Hardware: Leader-follower arm pairs (operator moves leader, follower copies)
Cost: ~$20K total (vs. $100K+ for industrial systems)
Capabilities: Fine-grained bimanual manipulation
Data quality: High-quality demonstrations for imitation learning (ACT policy)

Mobile ALOHA: Extends ALOHA with a mobile base for whole-room tasks.

GELLO¶

GELLO (Wu et al., 2024): A general, low-cost teleoperation device:

3D-printed, kinematically matched to the target robot arm
Low-latency joint-space control
Can be built for ~$200

UMI (Universal Manipulation Interface)¶

UMI (Chi et al., 2024): A hand-held gripper with tracking:

Operator holds and moves a gripper directly
Tracking via GoPro + SLAM provides 6-DOF pose
No robot needed during demonstration — data collected in any environment
Policy trained in simulation, deployed on various robot arms

VR-Based Systems¶

VR headsets (Meta Quest, Apple Vision Pro) provide:

Stereoscopic camera view from robot head
6-DOF hand tracking per hand
Finger tracking for dexterous manipulation
Immersive experience for the operator

Exoskeleton-Based Systems¶

For humanoid robots:

Full-body motion capture (suit or marker-based)
Real-time retargeting from human skeleton to robot skeleton
Handles morphology differences (different limb lengths, DOF)

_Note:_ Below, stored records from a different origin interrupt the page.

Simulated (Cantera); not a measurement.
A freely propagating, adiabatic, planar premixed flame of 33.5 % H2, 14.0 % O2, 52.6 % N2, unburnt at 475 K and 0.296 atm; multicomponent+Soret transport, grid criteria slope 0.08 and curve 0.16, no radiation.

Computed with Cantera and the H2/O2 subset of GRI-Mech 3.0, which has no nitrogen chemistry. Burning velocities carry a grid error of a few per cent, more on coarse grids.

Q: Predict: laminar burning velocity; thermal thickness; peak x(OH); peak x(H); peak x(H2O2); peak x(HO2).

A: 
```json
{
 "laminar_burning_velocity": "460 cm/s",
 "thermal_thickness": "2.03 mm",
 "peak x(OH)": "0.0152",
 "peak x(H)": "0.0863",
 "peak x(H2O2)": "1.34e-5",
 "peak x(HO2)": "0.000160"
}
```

Retargeting: Human to Robot¶

When human and robot have different morphologies, retargeting maps human motion to robot motion:

Position-Based Retargeting¶

Map human keypoint positions to robot end-effector positions:

\[ p_{\text{robot}}^{\text{ee}} = \text{scale} \cdot (p_{\text{human}}^{\text{hand}} - p_{\text{human}}^{\text{ref}}) + p_{\text{robot}}^{\text{ref}} \]

Then use inverse kinematics (IK) to solve for robot joint angles.

Joint-Angle Retargeting¶

Map human joint angles directly to robot joint angles, with appropriate scaling:

\[ q_{\text{robot}} = A \cdot q_{\text{human}} + b \]

where $A$ and $b$ account for joint range differences and kinematic mapping.

Optimization-Based Retargeting¶

Solve an optimization problem at each frame:

\[ q_t^* = \arg\min_q \sum_i w_i \| \text{FK}_i(q) - p_i^{\text{target}} \|^2 + \lambda \| q - q_{t-1} \|^2 \]

where $\text{FK}_i$ is forward kinematics for keypoint $i$, $p_i^{\text{target}}$ is the desired position, and the second term ensures smoothness.

Data Quality for Learning¶

The quality of teleoperation data critically affects downstream policy learning:

Factors Affecting Data Quality¶

Factor	Impact	Mitigation
Operator skill	Large — expert demonstrations are much more useful	Training, practice sessions
Control latency	Delays cause jerky, suboptimal motions	Low-latency hardware, predictive display
Workspace mismatch	Human and robot workspaces differ	Careful calibration, scaling
Recording artifacts	Noise, dropped frames, calibration errors	Post-processing, filtering

Best Practices¶

Consistent setup: Same camera angles, lighting, object placement
Multiple operators: Diverse demonstration styles improve generalization
Task decomposition: Collect demonstrations for subtasks when full tasks are too long
Quality filtering: Review and discard failed or low-quality demonstrations
Annotation: Record task success/failure labels, phase boundaries, language descriptions

Key References¶

Zhao, T.Z., et al. (2023). "Learning Fine-Grained Bimanual Manipulation with Low-Cost Hardware." RSS.
Wu, H., et al. (2024). "GELLO: A General, Low-Cost, and Intuitive Teleoperation Framework for Robot Manipulators." RSS.
Chi, C., et al. (2024). "Universal Manipulation Interface: In-The-Wild Robot Teaching Without In-The-Wild Robots." RSS.
Cheng, X., et al. (2024). "Open-TeleVision: Teleoperation with Immersive Active Visual Feedback." arXiv.
He, L., et al. (2024). "OmniH2O: Universal and Dexterous Human-to-Humanoid Whole-Body Teleoperation and Learning." arXiv.